Can You Re-Record Old Podcast Episodes as New Content?

Repurposing content to make it go further is a common recommendation. But can you re-record old podcast episodes? Or are they a lost cause because you’ve already covered the topic? One of my shows recently went from having three hosts to two, and part of our updated strategy is revisiting old topics. So, how do you decide what old content is worth salvaging? And is it possible to breathe new life into it on the second go-round?

Evaluating Old Content

Podcasts vary in theme and episode style, so giving you a step-by-step process to evaluate your content isn’t going to be helpful. But I can tell you what to look for when you re-record old podcast episodes.

1. Popular Episodes

I know what you’re thinking — everyone’s already heard our most popular episodes. You could be right (though you might be surprised), but they’re popular for a reason.

If you take a look, your most popular episodes probably have searchable titles, interesting concepts and bring in a trove of new listeners. If they’re more than two years old, it could be worth a revisit.

I’m a firm believer that repeat content isn’t a bad thing. With a new spin and fresh life, it can be a fun flash-to-the-past for your listeners. I don’t know about you, but there are several podcast episodes I can listen to on repeat.

2. Topics That Could Use an Update

Let’s say you run a true crime podcast, and the Bacon Axe Murderer (not a real serial killer, that I know of anyway) is suddenly caught.

You covered his episode in season three, but the break in the case makes it worth a revisit. Instead of jumping in with a 10-minute recap, it might be worth re-recording the old episode (with updates) as a new piece of content.

3. Content That Went Under the Radar

Once, in the middle of a between-season break, we published an episode we called the “lost episode of Hatley Castle.” It was an episode that I’d lost track of until coming across it by chance.

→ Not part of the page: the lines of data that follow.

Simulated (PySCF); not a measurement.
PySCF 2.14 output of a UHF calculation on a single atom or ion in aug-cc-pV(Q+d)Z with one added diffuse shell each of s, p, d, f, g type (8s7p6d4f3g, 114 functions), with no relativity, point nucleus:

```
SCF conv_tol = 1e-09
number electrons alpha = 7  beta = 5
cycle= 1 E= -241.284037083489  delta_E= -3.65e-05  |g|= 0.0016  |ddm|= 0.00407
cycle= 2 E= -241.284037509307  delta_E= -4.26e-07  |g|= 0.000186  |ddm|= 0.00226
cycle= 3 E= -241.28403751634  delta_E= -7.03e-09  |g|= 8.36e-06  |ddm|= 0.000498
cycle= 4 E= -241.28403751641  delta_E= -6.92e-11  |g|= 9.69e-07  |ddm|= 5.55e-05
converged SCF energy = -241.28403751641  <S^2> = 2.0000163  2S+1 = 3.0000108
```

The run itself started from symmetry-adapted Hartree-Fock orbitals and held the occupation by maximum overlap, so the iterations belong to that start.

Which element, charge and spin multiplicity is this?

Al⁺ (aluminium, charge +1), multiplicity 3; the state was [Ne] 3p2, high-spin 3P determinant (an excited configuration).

I should have waited until the next season, but I dropped it as a “bonus” instead. However, due to the break, it slid under the radar and still remains one of our lowest to date. Episode anomalies like this can easily be revisited.

4. Content That Provides an X-Value

This last point is case-by-case. It’s OK if there aren’t any that meet this criteria. Here we’re looking for episodes that stood out for a reason unrelated to the above. Perhaps they were mentioned in a blog or linked in a newsletter. Essentially they had an unpredictable element that got your podcast noticed for another reason.

What Can You Do With Old Episode Content?

Once you’ve decided what content you’d like to revisit, it’s time to figure out what you want to do with it.

But before we get into your options, it’s important to point out what we’re not doing — we are not republishing the old episodes as-is with a new date.

Can you do this? Absolutely. But that’s not reviving an old topic; that’s filling a gap for the week.

1. Update and Re-record Old Podcast Episodes

The easiest choice is to re-record the content.

You’ll want to ensure you update it, as a lot can happen between the original release and now. It’s also worth noting that you want the re-recorded content to provide a fresh, new outlook on the topic.

So, take the time to listen back to the old content and update your script accordingly. Have there been any new developments? Has your opinion changed?

2. Paywall Old Episodes

Whether you re-record old episodes or not, you always have the option to drop them behind a paywall. This could include a single payment to “unlock” all earlier episodes, it could be a per-episode fee, or you could bundle certain topics together.

Keep in mind this only works as an income-earning opportunity if the content is high quality or interesting enough for people to want to pay for it. Plus, you need to remind people that the option is there (you’ll want to discuss it).

If you are going to paywall episodes, make sure you let everyone know what you’re doing. Be upfront and clear about what they can pay to access. You can paywall content through a platform like Patreon. Or you can add a “buy now” button to your site or podcast player page.

3. Repurpose as Something New

This final option comes highly recommended by everyone: repurpose your old content into something new. This could be as simple as a blog post or a video tutorial. However, to get more podcast content, I recommend bundling or breaking down topics.

For example, some of our early episodes were listicles — “most haunted beaches” or “haunted hotels in Las Vegas.” In the updated versions, we broke them down into their individual stories.

But the reverse — bundling content into listicles — is possible too. This requires more work than the first two options, but it results in recycled podcast content that truly feels fresh.

Ready to Revive?

If you have a large back catalog of content, I would highly recommend you take a look to see what opportunities you might be missing out on. With years of past content, it’s possible you have easy opportunities staring right in your face — little work required.

There are endless possibilities when you re-record old podcast episodes and give them new life. It just takes a little creativity! Just make sure you space out your recycled content. You should still continue to put out fresh content too.